(VEN) ? Many countries do not apply any particular taxes to restrict real estate speculation. They usually prevent real estate speculation through a variety of taxes. In the event that real estate-related taxes are sound, they will create a major source of national and local budgets, while contributing to restricting real estate speculation.
A study from the International Monetary Fund (IMF) shows that high taxes on housing and land help control real estate bubbles and a rapid increase in the price of real estate. Most countries impose property taxes on housing to create a major source of local budget and to contribute to pegging real estate speculation. However, taxes on housing vary in these countries. Russia, China and the Republic of Korea levy housing taxes on the owner. However, in the event that the house owner is unidentified, the house user must pay the tax. France applies housing taxes on people who live in the house; no matter whether they are the owner or the tenant.

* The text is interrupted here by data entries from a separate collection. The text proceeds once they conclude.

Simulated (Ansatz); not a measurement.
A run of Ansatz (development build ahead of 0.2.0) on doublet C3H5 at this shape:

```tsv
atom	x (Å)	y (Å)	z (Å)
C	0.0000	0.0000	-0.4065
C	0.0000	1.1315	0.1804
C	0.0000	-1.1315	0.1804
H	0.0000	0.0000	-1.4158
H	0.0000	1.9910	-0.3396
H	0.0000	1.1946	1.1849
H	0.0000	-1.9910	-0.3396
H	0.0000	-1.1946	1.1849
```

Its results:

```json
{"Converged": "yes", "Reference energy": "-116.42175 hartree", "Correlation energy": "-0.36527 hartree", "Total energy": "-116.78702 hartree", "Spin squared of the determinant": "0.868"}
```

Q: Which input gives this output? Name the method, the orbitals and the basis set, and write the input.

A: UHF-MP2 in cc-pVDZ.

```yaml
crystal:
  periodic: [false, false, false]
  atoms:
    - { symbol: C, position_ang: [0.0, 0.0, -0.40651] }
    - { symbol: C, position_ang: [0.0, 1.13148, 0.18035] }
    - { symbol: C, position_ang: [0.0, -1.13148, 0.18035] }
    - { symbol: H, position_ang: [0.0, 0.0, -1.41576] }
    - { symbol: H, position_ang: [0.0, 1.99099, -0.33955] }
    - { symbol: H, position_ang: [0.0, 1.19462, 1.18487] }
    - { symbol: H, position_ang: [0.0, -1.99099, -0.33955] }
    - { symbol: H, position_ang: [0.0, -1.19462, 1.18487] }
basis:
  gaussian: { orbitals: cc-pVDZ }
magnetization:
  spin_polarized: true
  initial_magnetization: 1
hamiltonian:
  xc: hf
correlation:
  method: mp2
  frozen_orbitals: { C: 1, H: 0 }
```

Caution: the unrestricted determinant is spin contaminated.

Tax rates also vary following the value of the house or the lease price. For example, China imposes a 1.2 percent tax based on the value of the house, and a 12 percent tax based on the price of the lease to domestic individuals or an 18 percent tax for enterprises and foreign individuals.
Vietnam?s Non-farming Land Use Tax Law fixes residential land taxes of 0.03 percent, 0.07 percent and 0.15 percent based on the land area; non-farming production and commercial land 0.03 percent; improperly-used land 0.15 percent; and encroached land 0.2 percent. Experts said that the Vietnamese existing non-farming land tax rates were low when compared with foreign countries causing small budget revenues and not helping restrict real estate speculation. The Republic of Korea applies residential land taxes of 0.2-0.5 percent of the value of land following land use purposes. Chinese Taipei applies land taxes of up to 5.5 percent to the excessive value of land. Several countries such as France have specified taxable land by applying high taxes to unused or barren land in order to encourage the effective use of land.
There is a small gap between taxes on incomes from real estate sales in Vietnam and foreign countries. Vietnam applies taxes on personal income from real estate sales including 25 percent of the gap between the buying and selling prices after deducting related expenditures, and 2 percent of the sales, while most foreign countries apply progressive tax rates to incomes from real estate sales.
Vietnamese tax policies do not clarify real estate ownership periods, while several foreign countries impose taxes on profits from real estate sales following sales frequency in order to prevent real estate speculation and bubbles. For example, Singapore taxes 100 percent of the gap between the buying and selling value in the first year of transaction; 50 percent in the second year and 25 percent in the third year. The Republic of Korea also applies similar tax rates including 50 percent of profits from real estate sales within the first year and 40 percent after the first year to the second year (for registered real estate) or 70 percent (for non-registered real estate). Since 2007 to prevent speculation and bubbles, the Republic of Korea has imposed a tax rate of 50 percent on profits from real estate sales for individuals who have two homes and 60 percent for individuals who own three or more houses or apartments.
Chinese Taipei adopted an excise tax law in April 2011, fixing a 15 percent tax on real estate sales within one year after purchase and 10 percent within two years after purchase in order to prevent speculation and cool down the real estate market. Vietnam should learn from these countries.
However, Vietnam does not have a national housing and land management database system, causing difficulties in state management of housing, land, the real estate market and taxes on real estate trading. For this reason, the Government should ask related agencies to quickly set up a housing and land management database system, while applying information technology to ensure effective enforcement of tax law and to strengthen state management of housing, land and the real estate market.
In addition, tax tools including increasing taxes on house and land ownership and applying progressive taxes on income from real estate sales are needed to prevent unused housing and land. Tax tools will only bring about benefits once authorities can control the amount of real estate and the number of real estate transactions. It is also needed to adjust current price bases for calculating real estate taxes and registration charges, which are fixed annually by provincial and municipal people?s committees and are usually 30 percent lower than the market price./.